Public engagement has been the focus of the Direction 2030 effort and will continue to be through the G&Os phase. A public work session will be held on Wednesday, November 7, from 6-8 p.m. at the Blessed Sacrament Church, 2407 Dixie Highway in Fort Mitchell. A draft of the G&Os will be presented to the attendees for their comments. Additional focused small group meetings with interested organizations is also being planned prior to and as part of the work session. Input received at this work session will be used to revise the G&Os and will be presented the following week at a capstone meeting on Monday, November 12 from 6-8 p.m. at the Community Christian School located at 11875 Taylor Mill Road in Independence.

 “This is a critical step in the planning process. This is the phase when we strive to achieve a common set of goals and objectives that Kenton County residents and elected officials can embrace as one vision for the county,” said Dennis Gordon, FAICP, NKAPC’s executive director.
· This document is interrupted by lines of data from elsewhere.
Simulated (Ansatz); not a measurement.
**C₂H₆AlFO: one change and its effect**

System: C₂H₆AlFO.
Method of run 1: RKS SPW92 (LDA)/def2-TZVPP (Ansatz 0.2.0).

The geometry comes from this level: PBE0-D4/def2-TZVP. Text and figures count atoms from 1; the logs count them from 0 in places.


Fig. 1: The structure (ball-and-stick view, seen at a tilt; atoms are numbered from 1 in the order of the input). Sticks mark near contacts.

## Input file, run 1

Following the public review of the G&Os they will be submitted to the Kenton County Planning Commission (KCPC). The KCPC will send the draft G&Os to each of the 19 Kenton County legislative bodies. State law gives each of the legislative bodies 90 days to review the G&Os and decide on actions. The KCPC will then hold a public hearing prior to considering adoption of the G&Os into the Direction 2030 plan. This process, including the 90-day review period, is expected to take five months beginning in January 2013.

Additional information on these meetings will be available on the project website, direction2030.org.





FY13 budget continues downward trend

Posted on July 20, 2012
NKAPC’s budget for Fiscal Year 2012-2013 is built on a number of growing trends related to both revenues and expenditures for the organization. Those trends were highlighted for city and county elected officials last month during the discussion that led to them approving it.

LINK-GIS staff invited to speak at national conference

Posted on July 20, 2012
The work accomplished by three NKAPC GIS staff will be featured at the 2012 ESRI International User Conference this July.  Billed as ‘The Biggest GIS Event on Earth,’ this 27th annual conference will bring together over 16,000 GIS users and company executives from over 140 countries.

The conference will provide those in attendance an opportunity to connect with other GIS users and attend technical training sessions, including those classes to be taught by NKAPC staff.

Christy Powell, GISP, one of NKAPC’s GIS programmers, will represent NKAPC and the LINK-GIS partnership in presenting a session entitled ‘Citizen Engagement in Public Works.’ Powell’s presentation will include staff’s experience working with Kenton County's public works department to develop a website that will provide information about the status of county-maintained roads during winter weather events.

“We thought it would be a good topic because of the budgetary effects of snow removal and its impact on local budgets,” Powell said. “I’ll show the benefits to citizens and public works officials to be able to view roads that are treated and ready for daily traffic loads.”

Ryan Kent, GISP, one of NKAPC’s GIS specialists, will represent NKAPC and the LINK-GIS partnership in presenting a conference session entitled ‘Geo referencing (defining a location on a paper map within a map projection) Historic Maps for Today’s Issues’. Kent’s presentation will include staff working with Kenton County's public works department to deliver historical topography information dating back to 1920 or 1930 on a potential brownfield (abandoned or underused industrial and commercial facilities available for re-use) site.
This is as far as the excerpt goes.